CMU School of Drama

Thursday, September 22, 2016

Stage preview: 'Hand to God' unleashes one wicked puppet at City Theatre

Pittsburgh Post-Gazette: If you see a guy walking around the South Side with a puppet, say “Hi.” Just don’t be surprised if the puppet answers.

Nick LaMedica is the guy, and the puppet is Tyrone, his co-star in “Hand to God,” the wicked comedy about a foul-mouthed demonic puppet who wreaks havoc among members of a Christian Puppet Ministry in a Texas town.

6 comments:

Benjamin King said...

One of my co-workers from this summer works at City Theatre now and she was telling me how excited they are to be putting on this play! I think it is a great sign that a regional theatre company in Pittsburgh is able to produce a terrific script that was on Broadway not that long ago. It’s also interesting since this show is so recent from Broadway that it is not part of the Broadway series and I’ll be interested to see how City Theatre will approach it on a smaller, more intimate scale. To be able to bring this level of writing and story-telling to Pittsburgh is a great step. Hopefully, this show will be able to attract some younger audiences to the theatre. Pittsburgh is now being recognized as a developing theatre scene, however from what I can gather this is still a very large age gap in audiences.

Claire Krueger said...

I'm big into anything that critics or examines the functions of religion and I wish I had unlimited money to go see this play. From what I can gather from the article the puppet is foul mouthed and wicked, a funny combination with religion. After reading the article I really want to go see this show now, money or no money.

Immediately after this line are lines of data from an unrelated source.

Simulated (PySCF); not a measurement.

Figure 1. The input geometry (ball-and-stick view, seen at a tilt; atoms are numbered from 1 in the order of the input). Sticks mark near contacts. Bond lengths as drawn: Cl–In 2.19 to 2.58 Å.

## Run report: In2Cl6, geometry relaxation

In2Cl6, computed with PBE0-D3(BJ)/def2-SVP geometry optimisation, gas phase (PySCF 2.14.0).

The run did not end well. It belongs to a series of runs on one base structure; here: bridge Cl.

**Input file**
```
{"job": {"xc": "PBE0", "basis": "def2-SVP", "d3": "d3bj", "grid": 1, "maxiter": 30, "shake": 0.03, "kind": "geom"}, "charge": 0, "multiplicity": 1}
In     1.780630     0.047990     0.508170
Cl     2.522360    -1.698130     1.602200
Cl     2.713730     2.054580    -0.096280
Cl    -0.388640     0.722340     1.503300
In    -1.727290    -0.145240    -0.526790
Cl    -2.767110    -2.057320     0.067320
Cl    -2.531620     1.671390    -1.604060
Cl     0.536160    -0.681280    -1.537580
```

Getting the part because he was able to show how skilled he was with the puppet goes to show that coming prepared and practiced goes to show how much going the extra mile is integral in the huge art of networking.

Sam Molitoriss said...

I remember seeing this on Broadway last summer and enjoying it. The show was overall pretty good, so I'm interested in City Theatre's take on it. I liked that the article talked in dept about the puppet element of the play. It really is an exciting thing to watch a skilled puppeteer control a seemingly lifeless, non-realistic puppet. Now, I know that it's all in the arms. I agree with LaMedica's point about puppets being able to offer a lot of surpise for an audience. We don't really think we can emotionally connect and react to a simple hand puppet, but a masterful operator can turn that expectation on its head, and boom. We're surprised. This show has a significant surprise/shock factor. I think the crazy shocks combined with the puppets (who are often creating the shocks) makes this show pretty unique. I also agree with Ben in that having a recent Broadway play opening in Pittsburgh this month says a lot about the cultural development here. I hope to see more like this soon.

Emily Lawrence said...

I am very excited to see this show now that I have read this article, as I had only heard a few things about it before this. I love to see shows that question the norms of society and this one seems to do just that. Society as a whole, including myself, does seem to be comfortable with addressing religion, so I am glad more this show is coming because it will help just a little. It is also good to be putting on comedies in society right now, because it is very easy to get caught up in the horrible things that are going on around us. When my past theatre company was going through very rough times, my director wanted to do a comedy to bring some happiness to the cast and the community. It really did help, and the more comedies that are done the more people that will get to sit back and purely relax for two hours. I am also thrilled to see the puppetry in this show because I have always found it fascinating. I loved the puppetry in War Horse because it gave life to the puppets which would otherwise be hard to accomplish. By using a puppet, it makes the show easier to watch than if it were just one actor onstage constantly talking to himself. It makes the topics at hand seem more conversational, which they are. I am excited to see this show and how it plays to religion in society.

Jamie Phanekham said...

I have been begging people to come see this show with me next week. From the time it came out in New York, I've been intrigued with it. Partly because I love all things puppets, and all things with religion in an interesting manner.
And actually in high school, I suggested my teacher do a puppet exercise after this show came out. We all had to create a puppet like this with a moving mouth, and most importantly, a hand. The hand is the most important part, like the article states. It takes it from a simple sock puppet to an almost real being. We had to perform 2 person scenes with our sock puppet and ourselves. Obviously it didn't compare to this show or production, but it was extremely challenging. To perform simultaneously as two characters, one emoting in your hand, changing expressions and you speak, and vice versa, it gets very complicated. But it's also an amazing mindset to be in. You suddenly realize what the other character's reactions have to be as well. And in a show where his hand is the devil, I seriously cannot wait to see how he inflicts his voice and how he can stay in both characters.

Nick Waddington said...

I think Theater is supposed to be a critique on society, and that it reflects it in many ways. this is why i like seeing satirical shows which comment on some point of society, whether it be religion, the economy, or our current political situation. I am excited to see this because i think it will be a nice break from the "real world" while still connecting to society in some way, making it not only funny, but mentally engaging. I also love everything about using puppets in theater, since doing Avenue Q in high school i have always wanted to see or do more theater with puppets, they provide a joviality to the show that doesn't detract from the message of that show, and i think that's fantastic.